PG&E says new probation conditions ‘undermine wildfire safety’
PG&E Corp. is asking a court to halt a recent round of probation requirements, saying they are “more likely to undermine wildfire safety than they are to promote it.”
The company is challenging four new requirements laid out by a judge on April 29, including that the company employ its own inspectors for vegetation management, that it identify the age of equipment on every transmission tower and line, and that it ensure its inspection contractors carry enough insurance in case a fire erupts.
The requirements interfere with actions by the state Legislature and the regulator, the California Public Utilities’ Commission, to address the same issues, the San Francisco-based company said in a court filing dated Wednesday. To meet the new conditions, PG&E said it would be “forced to divert significant resources from its CPUC-approved Wildfire Safety Plan to satisfy the Court’s conditions, with no evidence that those conditions will enhance safety and a risk that they may well decrease it.”

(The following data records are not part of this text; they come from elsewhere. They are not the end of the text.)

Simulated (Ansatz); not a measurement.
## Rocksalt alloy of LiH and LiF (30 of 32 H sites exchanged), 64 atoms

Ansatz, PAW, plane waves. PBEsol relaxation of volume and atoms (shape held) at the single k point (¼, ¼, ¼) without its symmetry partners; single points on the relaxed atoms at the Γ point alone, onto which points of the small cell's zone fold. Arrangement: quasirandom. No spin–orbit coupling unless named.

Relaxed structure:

California’s largest utility is on probation after being convicted in 2016 of gas-pipeline safety crimes. Judge William Alsup has pushed the company to prevent its equipment from causing another devastating wildfire, as happened in 2017. PG&E is working through probation as it simultaneously navigates a complicated exit from bankruptcy.
PG&E said it reached a settlement with the Butte County district attorney’s office on March 17. The utility’s critics say the plea deal is too lenient.